Cast off
The reason we time our lambs for August is to avoid the hot weather and the flies that come with it. By the time the lambs are eating solids the grass has started, and they grow as the grass grows.
The downside is the cold and rain that comes in August. While the sheep are pretty tough and can slog out a heavy rainstorm, it can be devastating for newborn lambs.
A couple of days ago I found a newborn lamb huddled and cold. The first of twins, he'd been drenched by sleeting cold rain as his sibling was born. He'd gone into a downward spiral….too cold to stand properly, he'd not got enough fuel to build any heat. He wasn't asleep, but he was hypothermic and unresponsive. His mum was nearby, caught between her twin responsibilities, with the second lamb standing by, also now getting wet and cold.
The rain belted down.
Intervention is a last resort, as it often results in the mother rejecting the lamb, but this was only going to end one way without help.
I unzipped my jacket and tucked the lamb inside. He was stone cold, sopping wet. While the mother stood nearby, warning me off by stamping her foot and tossing her head, I knelt down and warmed him up. The rain didn't stop, but he was ok inside my jacket, and after ten minutes he came around, and started wriggling. I propped him on his feet and steered him to his mum.
But it didn't work. He was not feeding properly, missing the nipple, searching the front leg by mistake and so on, and rapidly chilled again as the rain continued to bite. He collapsed, once, twice then couldn't get up.

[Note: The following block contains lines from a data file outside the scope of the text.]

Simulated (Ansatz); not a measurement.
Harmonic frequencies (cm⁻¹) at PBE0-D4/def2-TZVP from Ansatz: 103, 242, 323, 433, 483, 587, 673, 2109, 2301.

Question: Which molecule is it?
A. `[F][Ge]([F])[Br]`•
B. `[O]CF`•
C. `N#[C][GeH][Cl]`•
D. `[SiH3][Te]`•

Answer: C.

Which is how he finished up in the house. He spends the night in a locked room, inside a 2 x 1 metre cage. In the morning he's taken out into a secure outside pen. When we have teenage chicks they spend a month in that pen, but its free at the moment. It has shelter, water, and plenty of grass to nibble.
I did try and take him back to his mother the next day when the rain stopped, but he'd already been fed formula milk and his smell had changed. She sniffed him once, twice…then walked away quickly.
I did also try and foist him onto another sheep whose lamb had died. I rubbed our boy with fluid from the corpse of the dead lamb and tried to convince the grieving mother her lamb had returned. Didn't work. In theory I could have skinned the dead lamb and wrapped the skin on the rejected lamb, but I didn't have the stomach for that approach.
We started the socialization with the rest of the flock today, which is simply walking him out amongst the other sheep. In a few more days we'll put him out with them and call him in for a feed., and from that point he should be fine.
Last year's poddy lamb, now fully grown, has remembered how this works and comes running when she sees us with a bottle.
So, so far we've had seven sets of twins, and two singles. Of the singles, both died. One died of exposure. It looked like it had been born alive, but never moved from the spot it landed. It was still lying amongst the birthing fluids, amniotic sac etc. I suspect the mother let it die without attending to it. Her lamb died under very similar circumstances last year, I've seen no sign of her grieving or looking for her lamb, and she doesn't appear to have any milk. We'll get rid of her.
The other lamb died in birth. It was gigantic, too big to progress by itself. I had to catch the mother and physically pull the now-dead lamb out. It's a shame, it was a champion, a victim of the good season and good nutrition we've had the last 12 months.